Module 1: Blogging and Collaborative Learning
- Aleyna (Mannerberg) Storms
- Apr 11, 2024
- 2 min read
Updated: Apr 19, 2024

(Alam, 2019)
As the use of technology continues to grow rapidly, the need for Web 2.0 tools that are beneficial to both educators and learners becomes increasingly in demand. It is important to be able to utilize diverse ways to incorporate technology in learning environments to remain engaging and effective.
Luo (2015) notes that as Web 2.0 tools increasingly penetrate our daily lives, instructors have considered incorporating the tools into their academic courses. This has led to the use of collaboration between educator-to-educator and peer-to-peer to transition beyond verbal communication and into technological connections. That is where websites and social blogging take a stronger role.
Blogging Web 2.0 tools, such as blog websites such as Wix, and social media, like Twitter and Facebook, have allowed learners to collaborate with peers. This goes beyond learners in the standard K-12 classroom. Higher education, both online and in-person, as well as educators learning to expand their craft, can utilize blogs to share resources and communicate with others in similar fields.
Social media blogging, like Twitter, allows educators to create microlearning environments that can allow learners to express themselves and ideas through shorter texts and summaries (Luo, 2015, p. 239). This helps the learner to develop an understanding of communication through comprehensive, brief abstracts and the desire to use social media within the learning environment.
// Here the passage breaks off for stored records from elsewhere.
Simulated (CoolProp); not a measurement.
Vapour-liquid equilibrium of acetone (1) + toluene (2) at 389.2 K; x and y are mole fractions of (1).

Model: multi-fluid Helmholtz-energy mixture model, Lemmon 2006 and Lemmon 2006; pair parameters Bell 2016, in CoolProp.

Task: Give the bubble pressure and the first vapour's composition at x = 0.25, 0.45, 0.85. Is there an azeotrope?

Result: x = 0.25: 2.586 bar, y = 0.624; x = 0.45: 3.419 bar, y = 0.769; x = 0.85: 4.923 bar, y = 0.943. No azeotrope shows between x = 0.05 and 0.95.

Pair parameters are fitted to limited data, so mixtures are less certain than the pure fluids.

Beyond a microlearning environment, blogs help create a social constructivist learning environment. According to Kadir and Tasir (2020), by allowing learners to learn through social interactions (although many may believe that social media is counterproductive to social interactions) learners grow through cognitive development. When learners become bloggers within the learning environment to write their own reflections and reviews and comment on their peers’ blogging content, social constructivist learning environments develop new, technology-based, student-centered learning experiences.
Resources
Abdul Kadir, N. I., & Tasir, Z. (2020). Students’ Perceptions and Information-Sharing
Patterns in Learning Authoring System Course through Blogging. International Journal of Emerging Technologies in Learning (IJET), 15(19), 187. https://doi.org/10.3991/ijet.v15i19.10950
Alam, S. (2019). What is a blog? Quora. https://www.quora.com/What-is-a-blog-1
Luo, T. (2015). Tweeting and Blogging: Moving towards Education 2.0. International Journal on E-Learning, 14(2), 235–258.